Saturday, 20 October 2012
My buddy Emily has a new blog. (newish mom!)
She wrote this post and I was writing a reply and then realized my reply was longer then her post. Figured I would just post in my blog since its been way too long.
Wonderful post. And all very very true. As you (most of you) know Ryan was a breast feed baby. I was very adamant about that, we both were. So those first few days are so hard. Then the first few weeks. Neil would work all day, come home and help me, and then make us dinner and even feed me while I tried to feed Ryan. It's really about a united front, still is and I think always will be.
Couples that are on the verge of splitting and have a baby really confuse the shit out of me. Really?! You think having a completely dependent being is going to keep you together. BULLSHIT. When neither of you get sleep for 3 weeks and you find yourself arguing over who got more sleep last night that is the reality of having a kid.
"I was up at 1am feeding the baby and you were snoring, I remember, I put it in my iPhone app. It was so annoying and hard to not kill you."
"Really because I was up at 1:15 when Ryan cried and you were sleeping away and you were farting in your sleep." Then I would pull out my iPhone and open my "what to expect" app and show him exactly when I feed ryan, on what boob and when he went back to sleep.

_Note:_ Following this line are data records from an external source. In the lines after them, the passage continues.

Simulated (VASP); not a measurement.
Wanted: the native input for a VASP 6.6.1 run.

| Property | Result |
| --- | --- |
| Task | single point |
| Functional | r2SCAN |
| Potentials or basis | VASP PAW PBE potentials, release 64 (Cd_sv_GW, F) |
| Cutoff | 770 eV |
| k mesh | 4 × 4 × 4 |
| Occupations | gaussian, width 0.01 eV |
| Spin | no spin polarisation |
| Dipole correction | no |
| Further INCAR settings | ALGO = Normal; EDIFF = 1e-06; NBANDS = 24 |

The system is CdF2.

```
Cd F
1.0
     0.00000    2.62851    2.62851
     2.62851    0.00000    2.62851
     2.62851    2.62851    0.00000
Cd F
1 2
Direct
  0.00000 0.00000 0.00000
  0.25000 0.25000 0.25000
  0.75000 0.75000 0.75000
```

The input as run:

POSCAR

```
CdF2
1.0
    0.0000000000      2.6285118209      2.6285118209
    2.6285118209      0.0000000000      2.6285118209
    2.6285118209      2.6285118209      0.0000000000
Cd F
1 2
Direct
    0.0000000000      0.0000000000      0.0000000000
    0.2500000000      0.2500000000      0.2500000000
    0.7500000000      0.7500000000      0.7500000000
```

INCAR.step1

Yes I was a freak those first few months. No surprise there.
You get shit on, literally, barfed on, sore nipples, blisters, not wanting to eat, not being able to eat enough, zombie like brain function, pissed you ran out of wipes and it's just when the kid took a huge dump and it's everywhere, mad you are home with the baby and hubby gets to escape to work, mad the wife gets to nap during the day, try to keep the house somewhat cleanish, make sure you are feed too, oh is that barf on your shirt? Well it's just one or two spots so it's clean enough, wash your hair every 3 days because you rather try to sleep... and so on. All the while bleeding, healing stitches and dealing with crazy hormones. (not to mention being aware you are crazy and feeling guilt over that.)
One thing I should mention, my son is 18 months old. (1 1/2 to you non-parents). And it's AWESOME. Yes we have a whole new bundle of issues, you always will. (NO HITTING RYAN!) But it's so awesome when he says "whatisthat mama?" (always wanting to learn) or when I get him from day care and he comes RUNNING when he sees me. The hugs, the dancing together, colouring on a piece of paper, him stealing all my food and I don't give a crap cause he is eating, laughing and then him laughing at me laughing and back and forth, running in circles cause is fun, hide and seek, tickling each other... it's amazing. Nothing like it in the world. I can not express completely how it makes you feel.
One thing to take away from this is; always ask how the dad is doing. No one ever asks the father "Hey man, how you holding up?" It's hard when a baby is breast feed and the dad can't really help they just see the mom going crazy (what happened to my wife?!). It's hard when you are up all night with a kid and then have to work and then come home to watch the kid (you can't feed) so your wife can nap or shower or just take a poop. Then said baby screams at you cause YOU do not have boobs and they just want mom and you just want everyone to be happy and to sleep. Dads are always under-appreciated.
When I was in labor I remembered hearing that, no one every worries about the husband/male. I did. I asked Neil how he was doing. I knew it was exciting/stressful/joyous/worried time for him. Being that Ryan was not our first birth I knew he was a little worried. We knew what was at risk. Watching the heart rate on the baby drop so low he was worried, seeing the crash cart and the always slight risk he might lose me, maybe both of us, I knew my husband was worried. The feeling of helplessness. Nothing he could do but stand by my side, hold my leg up and NOT LOOK DOWN THERE. Smile at me and tell me it was going to be alright. I had to ask if he was okay. I remember him laughing, the nurse and doctor being shocked I was worried about him. Why wouldn't I be? He is my best friend and this was something we were embarking on together.
Hmmmmm looks like two glasses of German wine makes me chatty and full of nostalgia. Chalk it up to wine, turning 35 next month and wine.
Oh I already said wine.
In unrelated news. I took my Canadian Citizenship test Friday. I am pretty sure I missed three questions. One I know for sure I missed. Oh well I can miss up to five and still pass. I should get a letter in 3-5 months. I will keep my US so I will be dual citizenship. Very exciting.
A HUGE step in securing my family since my husband is Canadian and my son is Canadian born.